Glad to hear you both rhapsodizing over the Buffalo lettuce wraps.....nice and easy meal.
Skillet Duck / Red Oak Leaf Salad / Fried Egg Garnish

Jacques says:" Easy/delicious, cooked like Southern fried chicken in its own fat in covered pot to develop steam; very moist and tender, w/ crisp skin. Use very large lidded skillet/pan. Rendered duck fat goes in dressing; rest is delicious for sautéing potatoes or flavoring soup. Serve duck lukewarm to warm, salad room temp, eggs warm. Serves 4."
BEGIN W/ knife or poultry shears halve 5 lb duck lengthwise, slicing thru carcass bones. Then cut each half into 2 pieces: each w/ leg/breast/wing attached. Cut off backbone; cut duck into pieces. Reserve neck, gizzard, liver, heart.

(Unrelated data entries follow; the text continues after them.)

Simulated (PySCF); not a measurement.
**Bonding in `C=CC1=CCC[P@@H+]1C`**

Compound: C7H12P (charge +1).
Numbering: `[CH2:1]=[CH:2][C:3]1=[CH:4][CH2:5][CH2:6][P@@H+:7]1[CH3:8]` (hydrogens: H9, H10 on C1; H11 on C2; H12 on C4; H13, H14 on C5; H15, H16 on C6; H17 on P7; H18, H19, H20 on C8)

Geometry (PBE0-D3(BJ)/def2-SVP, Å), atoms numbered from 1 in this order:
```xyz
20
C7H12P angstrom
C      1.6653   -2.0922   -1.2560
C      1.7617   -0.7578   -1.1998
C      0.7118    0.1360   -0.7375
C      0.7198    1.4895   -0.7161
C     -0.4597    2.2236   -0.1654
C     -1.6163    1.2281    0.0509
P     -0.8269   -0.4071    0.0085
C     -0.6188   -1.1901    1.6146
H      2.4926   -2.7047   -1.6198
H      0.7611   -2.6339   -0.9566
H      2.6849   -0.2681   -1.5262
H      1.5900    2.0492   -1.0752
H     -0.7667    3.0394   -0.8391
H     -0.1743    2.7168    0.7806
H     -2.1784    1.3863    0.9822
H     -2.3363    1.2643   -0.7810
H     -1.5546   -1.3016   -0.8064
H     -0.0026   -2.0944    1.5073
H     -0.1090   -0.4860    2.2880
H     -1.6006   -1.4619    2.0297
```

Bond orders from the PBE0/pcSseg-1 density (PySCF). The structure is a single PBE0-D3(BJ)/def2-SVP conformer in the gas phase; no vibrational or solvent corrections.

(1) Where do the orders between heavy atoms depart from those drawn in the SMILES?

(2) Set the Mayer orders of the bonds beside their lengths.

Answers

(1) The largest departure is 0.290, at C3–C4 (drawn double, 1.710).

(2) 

COOK METHOD Place duck pieces skin side down in heated pan w/ cracklings, add salt; cook on high 5 min. Liftup to dislodge from pan bottom then reset skin side down in pan. Add neck/gizzard, cover/cook on med 15 min. Should be cooking in deep fat; skin should be very brown at this point. Reset heat very low, cover/cook 30 min (almost immersed in fat.) Add liver/ heart; cover/cook 5 min. Liftout duck to sheetpan; set in 170 deg oven. Pour pan fat into bowl; cool. (Usable 2 months for sautéing potatoes, veg.)
SAUCE Deglaze skillet caramelization w/ 1/4 cup fruity dry white wine. Keep warm.
PLATING Center on 4 plates, dressed salad, duck piece, sprinkle duck w/pan drippings; spoon egg garnish around duck. Serve.
GARNISH: Add 2 tea sweet butter to hot skillet heated a min; when butter is hot, add/stir/scramble 2 lge fork-beaten eggs gently on high (should stay runny). S/p.
SALAD Combine/stir gently head red oak leaf lettuce/bunch arugula leaves, Dressing (should look separated). 1/2 tea minced garlic, tbl ea chp shallot, wh/wine vinegar, 3 tbl mixture duck fat/peanut oil/ol/oil, tea light soy sauce, s/p.
CRACKLINGS Cook down diced skin/fat trimmings. Use to fry duck and add to dressing.